A few weeks ago, Dardo Ferreiro and Guillaume Dezecache reported the first results of a pilot about the advantage of consensus and group discussion in forecasting future events. When I shared the blog post on facebook, an old friend of mine (Keyvan Mallahi Karai) asked a question that triggered a very useful conversation in the comments. Here I have reproduced and edited that conversation and added some new results that Dardo Ferreiro has provided.
As a reminder, the key claim was that group discussions improved the accuracy of the forecasts. This tendency was not only found for the consensus answer, but also had a lasting effect in the revised opinion of individuals after group discussions.
Keyvan Mallahi Karai (KMK): It sounds strange to me to determine how good a prediction was based on a one-shot trial. If I predict the outcome of a coin flip based on the outcome of another coin flip, I will be right with probability 1/2, but I would not call it a good prediction if that happens. Put differently, a reliable method of prediction must prove itself many times to deserve that badge.
Bahador Bahrami (BB): This is indeed true which is why the sources linked in the blog post test reliability over extended period of time with multiple events. Here too, we did the same (with 12 events) but that report was meant to describe the outcome of first 2 event.
Here, in Figure 1-2 below we have two more questions’ results. We were indeed very delighted to see the consistency between the results of these two and the previous ones.
After a private audience in Buckingham Palace a few days ago, Boris Johnson symbolically kissed the queen’s hand and was therefore royally confirmed as the prime minister. Assuming he will stay in office till the end of the year, this gives us the answer to another question from our experiment:
– Will there be a new prime minister of the United Kingdom before 1 January 2020?

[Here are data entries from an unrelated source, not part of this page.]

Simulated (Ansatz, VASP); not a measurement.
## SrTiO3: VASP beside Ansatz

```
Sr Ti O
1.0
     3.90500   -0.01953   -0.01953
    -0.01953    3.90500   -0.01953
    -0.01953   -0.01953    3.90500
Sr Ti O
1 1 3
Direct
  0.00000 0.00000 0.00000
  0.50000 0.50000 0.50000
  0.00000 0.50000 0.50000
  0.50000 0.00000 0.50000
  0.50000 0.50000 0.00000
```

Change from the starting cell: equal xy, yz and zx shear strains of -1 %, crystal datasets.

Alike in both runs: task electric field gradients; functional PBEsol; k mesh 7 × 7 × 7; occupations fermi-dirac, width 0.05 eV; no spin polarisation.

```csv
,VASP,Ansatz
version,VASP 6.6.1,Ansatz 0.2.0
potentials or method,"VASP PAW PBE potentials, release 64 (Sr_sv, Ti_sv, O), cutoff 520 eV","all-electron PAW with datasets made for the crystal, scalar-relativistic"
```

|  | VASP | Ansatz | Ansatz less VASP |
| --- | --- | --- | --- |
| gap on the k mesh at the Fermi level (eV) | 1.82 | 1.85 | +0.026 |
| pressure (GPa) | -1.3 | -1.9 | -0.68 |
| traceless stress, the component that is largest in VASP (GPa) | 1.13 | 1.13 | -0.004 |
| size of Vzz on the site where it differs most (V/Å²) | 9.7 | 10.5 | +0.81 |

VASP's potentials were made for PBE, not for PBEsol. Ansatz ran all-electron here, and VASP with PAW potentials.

Given he was already the prime minister since July, the correct answer of the question then is ‘no’. Since we asked for participants to report a probability, then the correct answer is ‘zero’. Same as before, we calculated the Brier score, to compare forecasting accuracy when people decided alone, in group and after having discussed the question. Remember, the lower the Brier score, the better the prediction. In a manner spectacularly similar to what we found for the question 1 about the presidential elections in Argentina, group discussions improved the accuracy of the predictions. This tendency was not only true for the consensus answer, but also had a lasting effect in the i2 answers after group discussions.
We also asked people if France will win the Davis cup in Tennis this year. Spain won the tournament and therefore the correct anwer was No.
Guillaume Dezecache (GD): Note that the success of a prediction is also measured in terms of the person’s judgment of the likelihood of the event. So you may only be a very good forecaster if you say something happened (which did happen) with 100% confidence (and obviously, if you are able to do that over a number of times).
KMK: I think for something like this to work one needs each participant to have some clue about what they were supposed to predict. If this is the case I can see how the aggregation of these can lead to a better prediction. But if they are all completely clueless, there is really no way that the aggregate prediction is any better than each one. As an example, there is no way that a group does better than an individual in predicting a coin flip or anything that is as random as a coin flip to them.
BB: This is exactly what the working hypothesis is. The reason why this intuitive idea is non-trivial and worth writing about is that there is a lot of evidence to the contrary (in social psychology, etc) that a group of interacting individuals becomes a stupid “herding mass” that loses its common sense in the process of social influence (for example by normative conformity). In addition, there is a key point in your comment about “each participant”. Our working hypothesis is that with deliberation and discussion, you can do better even if the assumption of “each participant must have a better than chance probability” does not hold.
KMK: OK, now I agree that this is very reasonable. I assume that that herd behaviour presupposes some sort of strong dependence between “clues” each or most of participants have or receive. For instance, suppose that they all get their clue from an oracle who tells the truth 51 percent of times and lies the rest of times. It is clear that everyone is going to follow the oracle, which leads exactly to the herd behaviour you mentioned. But my understanding is that the deliberation and exchange seems to matter a lot in your model. I am not sure how to model that probabilistically.
BB: The correlation between clues and how members of collectives learn from them (to make better collective or individual choices) is a matter of both mind-boggling complexity and super-exciting research. One of my favourite papers is Kao and colleagues work. Intentionally, they choose a very simple model for their individual agents (fish). Those types of models, however, are not very useful when we turn to humans who talk to each other and affect one another’s opinion.